Despite daily rumors to the contrary, neither chamber took up the issue of redevelopment last week.
Both the Senate and Assembly held brief floor sessions Friday morning without voting on either SB 77 or AB 101, the bills eliminating redevelopment. While both houses remained on-call over weekend and today, the next floor sessions are not scheduled until Tuesday, March 29.

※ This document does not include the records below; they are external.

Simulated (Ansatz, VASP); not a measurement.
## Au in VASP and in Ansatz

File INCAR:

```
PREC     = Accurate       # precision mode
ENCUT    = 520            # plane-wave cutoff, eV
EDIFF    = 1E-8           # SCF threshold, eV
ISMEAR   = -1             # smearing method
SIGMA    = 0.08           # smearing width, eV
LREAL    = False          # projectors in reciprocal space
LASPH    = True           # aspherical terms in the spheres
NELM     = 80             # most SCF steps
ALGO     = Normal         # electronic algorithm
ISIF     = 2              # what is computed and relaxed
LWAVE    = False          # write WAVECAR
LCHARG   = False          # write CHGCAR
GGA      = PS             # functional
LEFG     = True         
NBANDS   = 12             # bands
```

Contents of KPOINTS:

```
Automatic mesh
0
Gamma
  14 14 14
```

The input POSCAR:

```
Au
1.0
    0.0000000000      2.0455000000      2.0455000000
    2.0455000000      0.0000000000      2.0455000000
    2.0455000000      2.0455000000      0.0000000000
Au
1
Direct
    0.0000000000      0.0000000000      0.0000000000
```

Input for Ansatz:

Meanwhile, there have been intensive lobbying efforts in support of the CRA and League of California Cities Alternative solution. Essentially, they are proposing that redevelopment agencies voluntarily suspend their housing set-aside for 2011-2012 with an equivalent amount of funds being contributed to local school districts in redevelopment project areas. In exchange, the agency would be allowed to extend the life of its project area for two years. Alternatively, they could contribute up to 10% of their non-housing tax increment revenue stream each year to local school districts for 10 years, in exchange for which they could extend the life of their project areas for one year for each percentage of tax increment so contributed.
Under either scenario, money contributed to local schools by redevelopment agencies could be counted by the State as an offset against its Proposition 98 guarantees to the school district.
Because this would be a “voluntary” program, it would not violate Proposition 22, which prohibits the State from seizing redevelopment money. However, it is unclear whether this proposal is gaining any serious traction.
In view of this public silence, it may be tempting to think that the abolition of redevelopment could slip through the political cracks for this budget cycle. This would be a mistake.
Last Thursday, Ventura Mayor Bill Fulton, publisher of the land-use newsletter California Planning & Redevelopment Report was quoted as bluntly stating “I do believe that probably redevelopment will not survive in anything close to its current form.” Speaking at a redevelopment conference in Sacramento on Thursday, Fulton urged cities to look for alternatives to traditional redevelopment for financing urban revitalization.
Speaking at the same conference, Steve Shea, an aide to Senate President Pro-tem Darryl Steinberg, said that Brown’s proposal to end redevelopment “will fall into place as the larger budget deal come together.”
Thus, if the Governor is unable to place the tax extension on the June ballot and instead is forced to proceed with a ballot initiative in November, it is possible that the he may likewise take a new approach to his attack on redevelopment. Some alternative to AB 101 and SB 77 may be in the works. Whether these would be subsequent trailer bills introduce for a simple majority vote or some alternative approach remains unknown.
What is fairly certain is that this battle is far from over.